Primary node crashes while adding a node while primary is still getting writes
Affects | Status | Importance | Assigned to | Milestone | |
---|---|---|---|---|---|
Percona XtraDB Cluster moved to https://jira.percona.com/projects/PXC |
Incomplete
|
Undecided
|
Kenn Takara |
Bug Description
We have setup a 3 node Percona Xtradb Cluster.
Version 5.6.28
Each node contains around 3.5T of data.
node1: 1.1.1.1 : pxc1 : Primary node (bootstrap - this is the only node where writes happen)
node2: 1.1.1.2 : pxc2 : Slave node
node3: 1.1.1.3 : pxc3 : Slave node
Initially while setting up the cluster,
I created node1 by streaming an innobackup from another remote server (regular Percona 5.6.19).
Bootstrapped node1 and created appropriate users
Joined node2 and it did an SST (no writes were coming on node1 at this point)
Joined node3 and it did an SST (no writes were coming on node1 at this point)
It worked fine until now.
Now we started a stress test on this cluster, where all the writes and reads were pointed on node1, it was working fine.
If I remove a node from the cluster and keep it out for long enough where if I have to join it back, it will have to to a full SST
To remove node2(pxc2) from the cluster
service mysql stop
To add it back
service mysql start --wsrep_
Two things happen in above case:
1. It works fine, it does a full SST if the stress test has been stopped and no writes are coming on the primary node(node1:pxc1)
2. The SST on node2:pxc2 fails and crashes the primary node (node1:pxc1) if the stress test is ON and it is getting writes.

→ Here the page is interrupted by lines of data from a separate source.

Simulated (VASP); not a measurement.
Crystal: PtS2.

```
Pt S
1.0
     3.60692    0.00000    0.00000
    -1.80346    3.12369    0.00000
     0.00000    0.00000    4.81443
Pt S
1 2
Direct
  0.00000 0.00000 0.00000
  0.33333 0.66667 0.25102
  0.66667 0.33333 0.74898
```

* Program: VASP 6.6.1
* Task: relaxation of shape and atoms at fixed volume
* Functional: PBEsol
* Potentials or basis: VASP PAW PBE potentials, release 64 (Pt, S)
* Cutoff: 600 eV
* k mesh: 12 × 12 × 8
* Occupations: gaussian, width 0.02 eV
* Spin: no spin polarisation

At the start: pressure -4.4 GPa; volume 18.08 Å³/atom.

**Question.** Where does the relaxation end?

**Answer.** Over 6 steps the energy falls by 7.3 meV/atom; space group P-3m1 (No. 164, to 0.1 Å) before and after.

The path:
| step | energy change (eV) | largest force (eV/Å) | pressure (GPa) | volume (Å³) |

Changed in percona-xtradb-cluster: | |
assignee: | nobody → Kenn Takara (kenn-takara) |
Thanks for reporting. Can you share more data
1. You configuration (my.cnf).
2. What crash do you hit on node-1.
3. Do you see this consistently or it is intermittent.
4. What kind of stress test is being done. (If you have a small reproducible scenario that you can share with us on generic data that would help accelerate this).
5. Do you see any error on any of the nodes before/during SST. This should be available in log files.